A pretense of personlisation, or how to keep those prying algos from targeting me.

In a Economic History class, 20 years ago, we had a topic on consumer goods from 1900s to present and I learnt the term, democracy of consumption. In that class, we also speculated a little the trajectory of consumer goods. One thing was that goods will become more personalised and more tailored. An example was a pair of jeans, in which the consumer’s body would be scanned in order to obtain an ultra personalised pair of jeans. The idea is that in the past only the very rich could get scanned for a personalised pair of jeans. As consumption is democratised, personalised jeans will be available at all levels of spending. Actual ultra- personalisation is never a question for the rich. For the rest of us, there is a pretense towards ultra personalisation. Machines at first listen in on our searches to to recommend advertisements that we may like. Then these eavesdropping applications tell other applications in their family and those applications perform the same recommendations. As we use the same ID to log into different applications, these machines build a profile of what we have seen across all facets of our internet life. They will perhaps accord weightage base on certain signifiers (Eg clicks, likes, supports) to determine if we like or do not like certain things that we are seeing to further tailor what we see.

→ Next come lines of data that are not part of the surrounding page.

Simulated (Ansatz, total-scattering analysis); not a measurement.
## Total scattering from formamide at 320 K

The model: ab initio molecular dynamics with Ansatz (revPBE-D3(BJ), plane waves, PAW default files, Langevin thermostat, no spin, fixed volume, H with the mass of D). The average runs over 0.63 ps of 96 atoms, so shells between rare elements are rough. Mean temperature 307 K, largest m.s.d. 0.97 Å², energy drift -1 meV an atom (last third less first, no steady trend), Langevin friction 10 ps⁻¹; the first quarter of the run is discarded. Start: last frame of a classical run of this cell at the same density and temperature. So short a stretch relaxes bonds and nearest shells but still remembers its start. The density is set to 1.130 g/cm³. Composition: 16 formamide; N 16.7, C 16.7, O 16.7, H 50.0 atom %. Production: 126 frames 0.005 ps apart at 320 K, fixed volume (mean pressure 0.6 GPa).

Sellavision is no longer a canned message of “wait, there is more” to engage. If I were purchasing something off the shelf and am searching for reviews, the marketing message is getting personalised via influence in their areas of “selling”. No longer a TV message is crafted to be accepted by the masses but the same message is sold to me via the influencer whom I enjoy watching, listening, and, whom I believe is an independent consumer just like me.

With the technology I am no nearer to that ultra personalised pair of jeans but I am being marketed to in a personal way into buying that jeans. The privacy settings on social media gives the impression that my data is private. It only means, the marketer doesn’t know my name, email and telephone number. Does the marketer need that information to target me? No. They just need my habits, preferences and what sort of thing I click on. This data will help the social media company target marketers who target me. They are less interested in my chats with friends, status updates. They are interested in things that will be shared. So, the less that I am up in arms about on social media, the less information I am giving to the social media company. The more I am incognito, I am less likely to be campaign target.

In the old days, the search engines will rank if a page or a search is high on their list. To get listed you put all sorts of meta tags for SEO – this is free. With Google ads or Facebook ads (which is paid), these social media companies like any other business will favour revenue generating over free services. Ad buying is getting very complicated – on television, you get eyeballs, ie exposure. On social media, the buyer is buying on blind faith. The buyer has no real knowledge how the algo functions, if it functions at all. The argument for this could be, well, politicians are getting the results from putting in effort on internet advertising. Yet it is the sensationalists who are winning at social media. The ones who do not only woe and betide devastating calamity if the other side wins but puts in derogatory, inflammatory remarks against their opponents.

Where does that leave the consumer who would like ultra personalised jeans? It only exists as those ultra body hugging elastic material which looks horrible on those who have dimply knees.